What Mr. Governor has said about employment, and he has made it point-blank, is that we should consider the youths. We want young people, agile job people, people that have been saying they want jobs. These are the people he said we should go for. If we can engage the youths, then the behaviour of those of them employed will start changing. They will say mi ti ri ise oooo (I have found work) and they will not want to participate in any negative activity that may affect them. They will want to focus, and that energy that they use on negative things, they should come and use it to serve and save this state.
The educational requirement used during recruitment is a school certificate of two sittings, just like other law-enforcement agencies. Then, the employed officers can bag as many degrees and certification as possible, but they must be youths.
As the LNSA name implies, it deals more with communities. How is the agency’s synergy with communities in Lagos State, particularly with regards to intelligence gathering?
When we talk about our operation, it is of two folds: operation and intelligence officers. We call them undercover corps around the world. Our operations officers are the ones you see on the streets and for every law enforcement officer, for example, you live in Surulere, I won’t deploy you to Epe because you don’t know anything about that area, but if you posted around your community, you know who and who stays in a particular area. That is one salient point that you need to know. We deploy officers according to where they reside so that they know Mr A, Mr B and when there is an uprising, you know who and who are involved because they are part and parcel of the community. The officers in the operations are the ones in uniform, they are the ones that move around on bicycles into the communities to see what is happening around us.
I myself also go about to monitor events in Lagos, I don’t just sit in the office as a Chief Executive and just expect a report. I’ve had to go to Apongbon on a couple of occasions to monitor activities, as well as other parts of Lagos. One thing I also observed is that while in traffic, some people put their bags on their laps and sleep off while their windows are rolled down and they complain that they have been robbed. Some other persons will be answering phone calls with their windows rolled down in traffic. They are just giving the traffic robbers an offer to wreak havoc. So from inside the traffic, I tell the motorists and commuters to please put their bags down properly or keep their phones in their vehicles. It is leading by example. It is the duty of those placed in the position of authority to serve their people.

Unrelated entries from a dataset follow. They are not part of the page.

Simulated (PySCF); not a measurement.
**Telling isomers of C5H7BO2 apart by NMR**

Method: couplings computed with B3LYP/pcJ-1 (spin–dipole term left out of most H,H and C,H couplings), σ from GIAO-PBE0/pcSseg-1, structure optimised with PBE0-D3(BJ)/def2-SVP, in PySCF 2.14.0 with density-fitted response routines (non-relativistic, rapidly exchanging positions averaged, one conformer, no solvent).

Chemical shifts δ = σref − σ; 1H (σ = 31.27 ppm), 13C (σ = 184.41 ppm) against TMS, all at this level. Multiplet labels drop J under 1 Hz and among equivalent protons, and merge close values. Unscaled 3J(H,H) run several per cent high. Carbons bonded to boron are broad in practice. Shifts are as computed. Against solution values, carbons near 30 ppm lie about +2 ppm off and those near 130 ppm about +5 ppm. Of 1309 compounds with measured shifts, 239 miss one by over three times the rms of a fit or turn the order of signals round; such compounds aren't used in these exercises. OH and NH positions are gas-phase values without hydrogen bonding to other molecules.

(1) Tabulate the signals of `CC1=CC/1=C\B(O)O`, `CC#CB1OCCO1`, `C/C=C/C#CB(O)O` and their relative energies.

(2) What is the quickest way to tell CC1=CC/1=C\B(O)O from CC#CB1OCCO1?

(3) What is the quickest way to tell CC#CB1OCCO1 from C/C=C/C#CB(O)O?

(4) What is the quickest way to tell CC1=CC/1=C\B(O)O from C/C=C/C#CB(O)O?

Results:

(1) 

Regarding intelligence, the first thing that I did when I resumed was to work with my intelligence officers to compile the list of uncompleted buildings in Lagos State. We gave a copy to the governor, my commissioner (Lagos State Commissioner of Justice), LASBCA, because they are involved with buildings, the DSS, the police. I stand to be corrected: not that we got everything but at least for us to have gotten this huge number shows what we are doing. The governor was on Arise News during his interview on his second year in office to tell the world what he was doing on security. This is what he was talking about when he said that there was no hideout for the hoodlums because Neighbourhood Corps has given me a comprehensive list of abandoned buildings as potential hideouts. The Senior Special Assistant to a Commissioner saw a street on this list and said “haa, inu ileyi niwon pa cousin mi kan si” (a cousin of mine was killed in this house). The intelligence officers dress like you and we encourage them to mingle with people. It is when these officers mingle that they would get the necessary information we need from these communities.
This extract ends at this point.